The paper tackles the weighted hypergraph k‑cover problem, which asks for a set of k vertices that maximizes the total weight of hyperedges incident to the chosen vertices. This formulation underlies many large‑scale network‑analysis tasks such as influence maximization, landmark selection, and k‑dominating set. Traditional solutions rely on the classic greedy algorithm for submodular maximization, guaranteeing a (1 − 1/e)‑approximation. However, to apply the greedy algorithm one must keep all sampled hyperedges in memory, leading to a space requirement of O(k n log n) – prohibitively large when the number of hyperedges grows quadratically or exponentially with n.

The authors introduce a new framework called BCA (Bounded Coverage Algorithms). BCA uses a random‑oracle that can generate hyperedges according to their weight distribution, but it never stores the full “sketch” of all generated hyperedges. Instead, it maintains a reduced sketch E_r, a compact subset of the samples, together with a dynamically updated upper‑bound function f(S, d_S, E_r) that estimates the maximum possible coverage any k‑set can achieve given the current sketch. A threshold z is set on this bound; once the bound falls below z, the algorithm stops sampling and discards non‑essential hyperedges from E_r. This mechanism guarantees that the number of stored hyperedges never exceeds O(ε⁻² n log n), independent of k, while still providing a (1 − 1/e − ε)‑approximation with probability at least 1 − δ.
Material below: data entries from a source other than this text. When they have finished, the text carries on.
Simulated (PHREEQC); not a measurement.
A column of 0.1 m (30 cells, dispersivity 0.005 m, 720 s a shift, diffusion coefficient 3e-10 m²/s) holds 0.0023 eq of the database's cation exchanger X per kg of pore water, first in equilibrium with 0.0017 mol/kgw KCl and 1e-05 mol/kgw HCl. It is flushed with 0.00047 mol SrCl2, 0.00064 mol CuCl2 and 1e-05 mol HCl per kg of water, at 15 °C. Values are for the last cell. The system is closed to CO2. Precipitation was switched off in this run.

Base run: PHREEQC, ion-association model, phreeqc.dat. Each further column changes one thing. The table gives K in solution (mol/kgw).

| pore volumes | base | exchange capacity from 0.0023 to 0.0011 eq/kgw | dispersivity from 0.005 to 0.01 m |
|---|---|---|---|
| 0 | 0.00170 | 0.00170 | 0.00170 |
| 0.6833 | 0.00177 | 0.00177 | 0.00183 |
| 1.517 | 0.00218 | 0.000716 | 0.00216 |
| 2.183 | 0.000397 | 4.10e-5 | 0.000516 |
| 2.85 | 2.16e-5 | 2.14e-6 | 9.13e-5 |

On top of BCA the authors build an adaptive sampling scheme named DTA (Dynamic Threshold Adaptation). DTA monitors the empirical coverage of the current sketch and the gap between lower‑ and upper‑bound estimates. When the estimates converge, DTA reduces the sampling rate, thereby preventing unnecessary growth of the sketch. Conversely, during early iterations it samples aggressively to explore the solution space. The only user‑controlled parameter is ε; all other thresholds are derived automatically, making DTA robust across different graph structures and weight models (e.g., uniform, trivalency, perturbed WC).

Theoretical contributions include:

1. Proof that BCA returns a set \hat S with Cov_w(\hat S) ≥ (1 − 1/e − ε)·OPT with probability 1 − δ.
2. Space complexity O(ε⁻² n log n) and time complexity O(ε⁻² k n), both independent of the total number of hyperedges.
3. Extension of the framework to the budgeted version of k‑cover with minimal modifications.

Empirical evaluation covers three representative applications: influence maximization (IM), landmark selection (LMS), and k‑dominating set. The authors compare DTA‑BCA against state‑of‑the‑art algorithms such as IMM, DSSA, SSA, PreX Hedge, and Y‑alg. Results show that DTA‑BCA reduces the sketch size by up to 1000× and runs up to 10× faster while achieving comparable or better influence spread, landmark coverage, and domination ratios. Notably, DTA‑BCA successfully processes billion‑node graphs on a single machine, where existing methods either run out of memory or require distributed infrastructures.

In summary, the paper delivers a practically viable solution to large‑scale approximate k‑cover: a space‑optimal BCA framework that eliminates the dependence on k in memory usage, and an adaptive DTA sampler that automatically balances accuracy and resource consumption. The combination of rigorous approximation guarantees, optimal space bounds, and strong experimental performance positions BCA/DTA as a compelling alternative for any application that can be modeled as weighted hypergraph coverage.